Sadly, too often we let it wash away with every storm event in the Valley.  Through the scars of development or neglect, we let rain and snowmelt carry its precious essences unrelentingly into our local streams and rivers to pollute faraway Batchelor Bay in North Carolina’s Albemarle Sound.  Imagine the careless erosion along the Roanoke River’s 410-mile-long journey from its headwaters in the Blue Ridge Mountains to the Outer Banks.  You can see it when the river turns brown after our major storms.  In a 2009 paper from the Geological Society of America, researchers described the lower Roanoke River as “net depositional with a surplus of ~2,800,000 cubic meters per year.”  That’s a lot of upstream movement of dirt downstream during a single year!  Of course, at its extreme, erosion on Earth’s surface created the Grand Canyon and other wonderful geological features.  But who wants another Grand Canyon cutting deeply from Virginia southeast across the Piedmont into North Carolina?

Every discussion about dirt will invariably involve a question about humus.  Author and colleague William Bryant Logan wrote of humus as that “pure black acrid matter having a texture like a cross between cotton candy and damp sawdust.  This is the stuff from which all life on the land is born.”  It’s the uppermost layer of dirt where decomposition has gone into hyperdrive.  Like a primordial soup, humus is the crumbly wet alchemy of pre-life that spawns the microbes, worms, and microarthropods essential for nutrient cycling.  Logan argued that the words, humus and humility, are derived from the same root meaning “of the ground, lowly.”  I relish this shared etiology.  It reminds me of the humbling words spoken by Christian priests during the liturgy for Ash Wednesday to congregants as they are marked individually with the sign of the Cross in ashes: “Remember, you are dust and to dust you shall return.”  It is a supremely mortal moment in the religious service that links our humanity with Earth’s ecstatic skin.

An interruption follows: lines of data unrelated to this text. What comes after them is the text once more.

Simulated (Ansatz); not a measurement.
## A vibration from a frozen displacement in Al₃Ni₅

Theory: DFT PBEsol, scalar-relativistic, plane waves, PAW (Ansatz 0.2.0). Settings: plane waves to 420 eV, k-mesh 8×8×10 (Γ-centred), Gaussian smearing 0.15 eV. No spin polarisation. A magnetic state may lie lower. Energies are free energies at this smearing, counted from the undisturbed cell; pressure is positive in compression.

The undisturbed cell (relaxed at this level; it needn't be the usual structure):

Let me close with quotes from two of my favorite politicians, men who witnessed firsthand the imperative to steward a nation’s dirt: Franklin D. Roosevelt (1883-1945) and David Ben-Gurion (1886-1973).  In the midst of the “Dust Bowl,” in his 1937 letter to all state governors, Roosevelt wrote: “The nation that destroys its soil destroys itself.”  David Ben-Gurion, Israel’s first prime minister, noted in 1951, “The soil is the source of life, creativity, culture, and real independence.”  Of course, one of Ben-Gurion’s goals was to re-green the desert, a national strategy for Israel still in effect.  Dirt is Earth’s layered epithelium through which courses the nutriment from life’s ancestors to sustain present-day biodiversity.  Nurtured and conserved, it is also the foundation of independent peoples everywhere.  Dirt represents a thimbleful of humility that we can offer to generations to come: a witness to all our achievements, great and small.  We are a wealthy nation when we leave our soils enriched and living for those who follow us.  In his 1949 book, A Sand County Almanac, the great American land ethicist Aldo Leopold called land a “sustained circuit like a slowly augmented revolving fund of life.”  Like every healthy fund, dirt requires continued and diligent investment.  Let’s celebrate a dirty – rather than dirt-free – world!